Even among peace-loving groups of primates – such as bonobo chimps – border zones are prone to violence, xenophobia, and streaks of self-autonomy. Jane Goodall’s pioneering research on the subject found that roving packs of male chimps go out on “border patrols” but interestingly (and perhaps rationally) do not prey upon outsiders when outmatched (Jon Snow may be a paragon of virtue, but his pursuit of the White Walkers beyond the wall was perhaps doomed to fail). Only if they came across a single chimp, do they pounce, and will even cannibalize baby chimps from the mother’s arms and try to exterminate entire communities. John Mitani of the University of Michigan finds that carrying out border raids is an adaptive strategy to help reproduction.
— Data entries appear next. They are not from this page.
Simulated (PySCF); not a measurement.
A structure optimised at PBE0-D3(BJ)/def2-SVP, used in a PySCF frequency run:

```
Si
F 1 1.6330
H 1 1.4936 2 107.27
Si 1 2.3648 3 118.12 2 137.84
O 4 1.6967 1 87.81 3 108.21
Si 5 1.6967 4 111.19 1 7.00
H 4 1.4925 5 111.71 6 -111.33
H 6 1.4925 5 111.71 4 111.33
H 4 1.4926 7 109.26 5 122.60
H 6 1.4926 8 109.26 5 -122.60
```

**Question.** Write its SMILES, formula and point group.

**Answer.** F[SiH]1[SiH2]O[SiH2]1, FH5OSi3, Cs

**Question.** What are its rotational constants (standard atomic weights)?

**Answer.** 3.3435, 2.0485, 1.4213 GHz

Other anthropologists have pointed to chimp behavior as evidence that humans are hardwired for violence. But we may need to distinguish between pack behavior at the center versus pack behavior at the periphery. The Night’s Watch is atypical: They are forced into servitude and celibacy. More commonly, border guards comprise ordinary locals (often males) who take up arms driven by a perceived lack of protection by the state need and a heightened sense of fear of the “Other.” Researchers have found that chimps’ heart rates go up and the fear center of their brains (the amygdala) is triggered when on patrol along the outer edges of their community.
Because of these dangerous forays beyond the frontier, males form close social bonds with their comrades and should fight more aggressively. Consider the Cossacks, an ethnic group whose warrior ethos helped secure the Volga boundaries of tsarist Russia. Or the Texas Rangers, created in the early 19th century to guard the frontier from “marauding” Indians.
Yet, we also know that primates are surprisingly capable of cooperation, striking informal deals, and forming coalitions of convenience, especially at the center. Evolution does not always favor the strongest or most aggressive, as Stanford’s Robert Sapolsky has noted, but rather those primates with “the ability to form prudent coalitions, show some tolerance of subordinates, and ignore most provocations.”
I find similar evidence of this behavior in my research on armed border groups. Take Myanmar, a highly hierarchical society but with lots of in-group ethnic variation. Its military government recently struck deals with its previous foes – ethnic Shan and other armed groups based near the border – to act as a buffer against incursions from China and Thailand. Or consider the U.S. and Mexico during the 19th century, which were often on the brink of war, but also struck deals to militarily pursue “marauding” bands of Indians. The center, it would seem, is more prudent than the periphery.
It’s worth noting that any state boundary is a socially constructed entity, an artificial frontier more than a fixed border. Its inhabitants include civilians fleeing the enclosure of the state, nomadic criminals, warlords, and motley armed groups. These groups can lead to unsuspecting alliance formations. During the Mexican Revolution, for example, American mining companies struck deals with Pancho Villa because he provided them greater certainty and mining concessions (that would change after Villa’s 1916 raid into New Mexico). Jon Snow’s ill-fated pursuit of an alliance with the wildlings was driven by his immediate need to pool military resources, even at the expense of ignoring past wrongs and animosities.
Border zones also tend to observe abnormal codes of social norms, but they are not lawless – anthropologists prefer the term “alternatively governed” – given that there are localized orders, hierarchies, and norms, just different ones from the states they buttress. In fact, they are not indicative of the larger society that bred them. Lawmakers try to impose order along them the same way suburbanites do with their tiny lots of land – by installing fences (walls) or neighborhood watches (Texas Rangers). In the mid-1980s for example, Morocco responded to raids of Algeria-based Polisario militants by building a nine-feet high wall of sand. In this way, as the sociologist Wendy Brown notes, walls are evidence of states’ waning sovereignty, not vice versa – a last gasp of desperation rather than a sign of state strength.
What then should we make of greater calls from the right for tougher border patrols and more walls? The National Border Patrol Council’s endorsement of Donald Trump should give us pause, just as the rise of the xenophobic right in fringe parts of Europe is not a welcome sign. We see the erosion of borders within Europe’s Schengen Zone being reversed while walls are being erected along its southeastern periphery.
But Donald Trump and his European ilk are not an evolutionary oddity. They are the natural embodiment of the male-dominant chimp common among roving packs of border patrols. The one solace from primatology and my own research is we can expect heightened tension along peripheries, yet less violence between larger communities (i.e. states). That is because far from home and driven by fear and aggression, chimps prey on the weak and vulnerable, not the strong or evenly matched.
A world of walls and chest-thumping alpha males like Trump may look bleak, but it is not the Seven Kingdoms.